A book review of The Search for Leadership: An Organisational Perspective and its associated Systemic Leadership Toolkit, has highlighted the place of emotion in change initiatives. Specifically, the question raised is whether a highly analytical and intellectual approach to the study of leadership improvement is at odds with the messy emotions in organisations, such as loss, fear and anxiety. Eschewing Tom Peters’ ‘wow, bang, wallop’ style of prose, I believe the analytical writing style can be separated from the subject being written about and separately from the emotional motivation that readers then require to take action.
There is no doubt that the book talks openly about highly emotional issues, such as bullying, whistleblowing, hubris, power, and much more besides. The chapter on the shadow side of organisational life explains that the non-rational forces in an organisation, such as greed, ambition and fear, account for what happens far more than the rational forces such as policies, edicts and structures. So the subject-matter is unreservedly emotional.
The toolkit’s process uses analytical roundtable discussions to tease out what managers think about their organisation’s leadership culture and what leadership is used for. When faced with the data, they generate the necessary emotional commitment to do something to improve it.

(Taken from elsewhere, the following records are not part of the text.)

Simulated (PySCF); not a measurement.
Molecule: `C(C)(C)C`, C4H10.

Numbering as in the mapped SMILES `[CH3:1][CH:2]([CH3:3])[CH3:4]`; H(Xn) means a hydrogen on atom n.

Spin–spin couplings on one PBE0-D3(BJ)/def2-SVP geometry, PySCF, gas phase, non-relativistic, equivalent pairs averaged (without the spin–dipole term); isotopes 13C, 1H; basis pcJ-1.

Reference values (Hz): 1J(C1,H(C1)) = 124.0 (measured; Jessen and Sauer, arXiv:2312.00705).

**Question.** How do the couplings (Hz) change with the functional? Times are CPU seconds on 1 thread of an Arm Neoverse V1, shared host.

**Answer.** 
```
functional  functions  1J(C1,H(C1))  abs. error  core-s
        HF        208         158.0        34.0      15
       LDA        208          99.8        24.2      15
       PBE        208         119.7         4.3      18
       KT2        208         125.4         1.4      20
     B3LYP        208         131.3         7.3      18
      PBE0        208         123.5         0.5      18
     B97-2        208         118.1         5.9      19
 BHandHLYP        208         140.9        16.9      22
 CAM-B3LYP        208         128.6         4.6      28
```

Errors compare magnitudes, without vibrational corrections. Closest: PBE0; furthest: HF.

But another aspect concerning emotion and change emerges in the review: that of deep, unconscious drives; for example, the need to belong, and the need to have an identity. The book doesn’t discuss these, but they are very real nonetheless. If groups were presented with a cool analysis, they may agree with it, while the emotional cost of shifting behaviours may not yet, for them, outweigh the benefits of carrying on as they are. But the toolkit’s process does not give people someone else’s analysis; they generate their own, and then discuss, as leaders, what they want to do.
John Kotter says "People change what they do less because they are given analysis that shifts their thinking than because they are shown a truth that influences their feelings" (Kotter and Cohen, The Heart of Change). Kotter advocates ‘feel-see-change’ not ‘analyse-think-change’. A very interesting point, but less relevant perhaps if leadership has been distributed.
Today, the Home Secretary bemoaned the reluctance of the UK’s 43 police forces to merge, even though they had been given compelling data of the benefits. It is not difficult to imagine how some of the chief constables have not yet overcome the emotional cost of personal change.